Kayla Deasley (University of Guelph) defended her MSc in August 2014. Her thesis entitled “Red squirrels cause balancing selection on the length of the white spruce cone” is available here Deasley_Kayla_MSc_Thesis
Kristin van Katwyk (University of Alberta) defended her MSc in the Spring of 2014. Her thesis entitled “Empirical validation of closed population abundance estimates and spatially explicit density estimates using a censused population of North American red squirrels” is available here Van Katwyk_Kristin_Spring 2014
Congratulations to Kayla and Kristin!
Think of a float in a parade. What comes to mind? Streamers, balloons, bright colours, people in costumes, loud music, confetti…maybe not an F-250 covered in cardboard. But when at Squirrel Camp, one must make do with what one has available for decorations, and this mainly consists of cardboard boxes and Sharpie ink. Our monster of an F-250, dubbed “Sasquatch”, got all dressed up to be included in the Canada Day parade in Haines Junction this past Tuesday. Sasquatch found itself with a lovely large pair of cardboard squirrel ears complete with ear tags, whiskers made of big white pipe cleaners on its headlights, and even an improvised squirrel tail affixed to the trailer hitch (the success of making an accurate tail was questionable, but after inhaling as many Sharpie fumes as we did in the process of its creation, we felt it had to be used).

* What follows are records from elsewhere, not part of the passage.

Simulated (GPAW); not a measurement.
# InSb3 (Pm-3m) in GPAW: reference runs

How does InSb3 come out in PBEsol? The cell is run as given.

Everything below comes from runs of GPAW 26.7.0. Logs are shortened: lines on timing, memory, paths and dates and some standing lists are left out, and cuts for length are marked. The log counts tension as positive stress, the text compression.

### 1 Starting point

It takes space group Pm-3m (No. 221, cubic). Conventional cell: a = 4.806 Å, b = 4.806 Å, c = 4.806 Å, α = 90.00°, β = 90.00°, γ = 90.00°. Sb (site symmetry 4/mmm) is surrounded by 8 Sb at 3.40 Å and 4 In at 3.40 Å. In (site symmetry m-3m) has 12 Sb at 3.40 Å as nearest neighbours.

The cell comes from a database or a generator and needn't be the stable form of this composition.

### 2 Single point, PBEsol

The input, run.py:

Our bizarre squirrel/truck hybrid made its way along the two main streets of Haines Junction (this essentially encompasses the entirety of the 4th largest municipality in the Yukon) amidst many other impressive floats, including the truck behind us complete with a swimming pool in the bed! Needless to say, many efforts were made to soak the squirrelers in the back of Sasquatch. I am proud to say that I escaped, but I am not sure that everyone was so fortunate. Other participants in the parade included the Lions Club with a massive, colourful float pulled by a tractor, the Haines Junction fire department, a number of young cyclists and several animal participants. A very well-dressed dog with Canada-themed anklets later won an award for being so sporting.
The parade was followed up by a delicious barbecue thanks to the Lions Club, plenty of fun and games out on the lawn, cotton candy and even the unveiling of a pair of new murals made by the local elementary school. For a town of less than a thousand people, Haines Junction really pulled out all the stops this July 1st! It was an incredibly fun atmosphere, and a couple of us squirrelers even joined in on a nearby informal football game. When I say “informal”, I mean lacking in rules and run by twelve-year-old boys. And so Squirrel Camp did not let go of childhood this Canada Day! We hope you enjoyed your own festivities on July 1st this year. Squirrel Camp will be back again for next year’s parade, with plans to stockpile some cones to use as a more natural, boreal confetti.
– Sarah Nason, U of Alberta
If you have ever been to Squirrel Camp, you know that it attracts a group of hard working, incredibly athletic and borderline nuts (ha!) individuals. No event showcases all of these traits quite as completely as the Kluane to Chilkat International Bike Relay. This year the Squirrel Camp team was stacked with a whole three regular bikers, and five members who may or may not have seen a bike in the past year. The 8-person team and its two cheerleaders rolled up to the bike race in homemade T-shirts, hanging out of a massive F-250 complete with a sign. Clearly, we were ready to crush and wow the competition with our incredible speed and our amazing cheers.
Our first biker exploded off of the start, putting Squirrel Camp decisively in the middle of the pack. The cheer squad was less confident. At first we were unsure of our cheering style. Would we just scream loudly? Would we say good job and clap? Would we throw our hands into the air and fist pump? All of our indecision was resolved when the man parked in front of us pulled a mysterious wooden box from the back of his truck. From this box he removed a glorious, magical instrument…bagpipes. With these he serenaded the first few bikers to the delights of the cheering crowd and bikers alike. Now the Squirrelers knew how we would cheers…we would dance!
For the next eight legs, as we passed through one time zone, a territory, a province and a state, and the scenery graded from mountains to alpine to Alaskan rainforest our dance moves evolved. Our cheers where no longer reserved for just our team. Along the way we picked a few lucky bikers to gift with our incredibly uplifting cheers. Their confused expressions just made us cheer louder and dance and bounce around more fiercely. As we arrived in Alaska and the last leg, we had reached the height of our cheering potential. Now we were truly creative. As I had the last leg I was lucky enough to have a bikers view of these glorious Squirrelers. As I rode by the team the first time I was greeted with a line of Squirrelers doing pushups…sort of. The second time around was a human pyramid of epic squirrely proportions.
If there had been a team spirit award we would have won hands down. However, awards where only given based on speed. We came in very close, getting 61st out of….65. GO SQUIRRELERS! Not bad for a bunch of crazy bush people!